According to Lincoln Center's new LCT3 project at its slogan, it takes "New Audiences for New Artists." It also takes new critics, hence the establishment of Theater Talk's New Theater Corps in 2005, a way for up-and-coming theater writers and eager new theatergoers to get exposure to the ever-growing theater scene in New York City. Writers for the New Theater Corps are given the opportunity to immerse themselves in the off-off and off-Broadway theater scene, learning and giving back high-quality reviews at the same time. Driven by a passion and love of the arts, the New Theater Corps aims to identify, support, and grow the arts community, one show and one person at a time.

Friday, July 27, 2007

Commedia Dell' Artemisia

By the time you read this, Commedia Dell' Artemisia's all-too-brief revival at Collective:Unconscious will be over, but in the hopes that they'll really nurture their already burgeoning ode to classical, rhyming comedy (and keep their skilled, energetic actors busy), it's important that this newly written old-school hit be recognized.

Photo/Joseph Belschner

Reviewed by Aaron Riccio

That rape could be funny, not tragic, who knew? The producers and writers of Stolen Chair, that's who. With swagger and grace and a man who's ribald, the show woos us and flatters us, we're never appalled. Commedia Dell' Artemisia, what a wonderful name; if only bringing back classical comedy alone brought one fame. But I'll drop the old rhymes now (they're far better than me), as I must stress the point that this show's a must see. (Besides, it's not as easy to rhyme David Bengali's name as you'd think, nor Cameron J. Oro's, Layna Fisher's, or Liza Wade White's, all of whom are well worth mentioning.)
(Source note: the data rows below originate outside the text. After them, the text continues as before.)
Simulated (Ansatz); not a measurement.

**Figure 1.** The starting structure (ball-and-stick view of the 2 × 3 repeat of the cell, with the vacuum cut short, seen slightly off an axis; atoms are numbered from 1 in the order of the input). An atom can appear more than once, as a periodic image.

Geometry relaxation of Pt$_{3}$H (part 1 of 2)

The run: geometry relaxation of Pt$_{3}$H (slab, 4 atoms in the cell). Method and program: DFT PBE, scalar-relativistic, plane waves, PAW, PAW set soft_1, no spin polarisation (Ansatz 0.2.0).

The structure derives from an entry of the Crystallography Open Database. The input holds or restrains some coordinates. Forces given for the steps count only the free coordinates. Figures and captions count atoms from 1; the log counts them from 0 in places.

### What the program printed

Like typical works of commedia dell' arte (think Moliere), Kiran Rikhye's taken what could be a tragedy (the historical rape of Artemisia Gentileschi) and made it into a comedy -- an old-school (for wives) affair, with rhyming couplets, slimming corsets, and masks, too. Follow the innocent yet willful Artemisia (the isabella) as she tries to escape her doting, daft painter of a father, Orazio (the pantalone), by accepting the advances of the lusty Agostino Tassi (il capitano). This is done at the behest of her more...ahem...experienced chaperon, Tuzia (the columbina), whose wide-eyed gapes are perfect for the double-takes required of her stock part.

Jon Stancato's direction is filled with little nuances of the form, and when he can squeeze in an extra pratfall or continue a running gag (an accidental grope, an intentional ass slap), he does so with panache. He also handles his actors well (courtesy of designer Jonathan Becker): Bengali slouches his way up from the earth into his mask, notching his head to call out in high-pitched befuddlement, and Oro finds a nice comedic clash by mixing a sincere gravitas in his posture with the monkey-like face he's wearing. On the feminine side, the ladies are lovely, their porcelain makeup giving a nice contrast with their zestier, full-bodied performances: Tuzia's a bit underwritten, which is unfortunate for the talented Fisher (she makes up for it with her body language), but White gets to play both the inamorata and the dottore, and relishes in her long-winded spiels as a drunk judge (think Boston Legal: The 1600s).

The only sad part about Commedia Dell' Artemisia is that it's condensed to stay under an hour, which means there's no romance and no real comeuppance. The climax simply dissolves into a bawdy song with a hasty conclusion: I say, if you've got it, flaunt it, and there's no reason the Stolen Chair Theatre Company can't turn this one-act into an even bigger crowd pleaser.